Re: [DISCUSS] Distinct count map

Piotr Findeisen Tue, 27 Jul 2021 03:41:55 -0700

Hi,

Ryan, i agree on the NDV estimate (approximated number of distinct values)
goal.


Anton, re your question about Trino optimizer.
I don't want to be overly focused on supporting current state to the extent
that we make the future extensions impossible. On the other hand, it's
worth knowing what information can be consumed easily by the query engine,
and what would require architectural changes in the query engine ('the', as
I speaking from Trino perspective only, cannot comment on others).

The Trino optimizer would want to know the NDV for a relation -- a table,
or  a subset of table in case of filtering.
Having per-partition information would be useful, especially when it can be
combined for multiple partitions (ie a sketch, not just a number).
Having per-file information can be useful as well, unless we end up
processing a lot of small information pieces during planning.
When query is going to access large number  of files, having some
pre-aggregated (eg per-partition) may be the only way to have *something* in
reasonable short time, during query planning.
in  File-per-file proposal my intuition is that this could be prohibitively
expensive to get that information (IO time).
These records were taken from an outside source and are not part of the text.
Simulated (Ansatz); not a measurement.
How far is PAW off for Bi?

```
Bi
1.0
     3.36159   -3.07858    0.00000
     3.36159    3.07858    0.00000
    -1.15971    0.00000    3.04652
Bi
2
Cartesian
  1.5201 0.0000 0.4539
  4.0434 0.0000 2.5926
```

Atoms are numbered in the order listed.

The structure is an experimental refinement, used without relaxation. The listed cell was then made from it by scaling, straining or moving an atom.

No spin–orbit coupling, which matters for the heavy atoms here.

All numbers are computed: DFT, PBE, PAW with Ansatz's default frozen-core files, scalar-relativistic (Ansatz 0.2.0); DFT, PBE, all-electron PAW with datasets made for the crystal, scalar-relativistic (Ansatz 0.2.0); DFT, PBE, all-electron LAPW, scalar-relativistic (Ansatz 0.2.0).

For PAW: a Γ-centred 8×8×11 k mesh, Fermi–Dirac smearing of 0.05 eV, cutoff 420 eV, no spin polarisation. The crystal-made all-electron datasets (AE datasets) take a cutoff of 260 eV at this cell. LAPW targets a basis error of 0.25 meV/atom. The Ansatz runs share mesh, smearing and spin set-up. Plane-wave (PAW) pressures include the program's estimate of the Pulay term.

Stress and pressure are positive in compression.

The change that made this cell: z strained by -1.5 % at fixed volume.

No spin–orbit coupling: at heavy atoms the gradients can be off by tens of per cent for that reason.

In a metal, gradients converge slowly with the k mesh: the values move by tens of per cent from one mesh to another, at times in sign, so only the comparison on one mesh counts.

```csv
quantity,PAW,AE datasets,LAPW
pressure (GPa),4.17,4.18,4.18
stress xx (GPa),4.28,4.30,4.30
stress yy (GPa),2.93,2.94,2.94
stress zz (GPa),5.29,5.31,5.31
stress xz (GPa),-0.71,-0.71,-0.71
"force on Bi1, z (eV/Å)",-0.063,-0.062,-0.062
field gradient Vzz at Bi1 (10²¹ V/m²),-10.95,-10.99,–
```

Regarding utilization of Theta sketches for calculating NDV for Joins --
that's definitely very interesting idea. Naturally, it would require
changes to the Trino core to consume this information. Thus i would want to
address more urgent needs first (the reasonably estimated NDVs), and
re-iterate.

Besides NDV there are other information types we may be interested from
Trino perspective, even if not consumed at query planning time, for example
bloom filters.
-- Basically amy kind of information that can be used for
pruning files/splits.

If we further have eg bloom filters at aggregated level (eg per partition),
they can be used for pruning at planning time too.

(Anton, I am aware it doesn't answer your question directly, nor simply.
The simple direct answer would be "it depends" though)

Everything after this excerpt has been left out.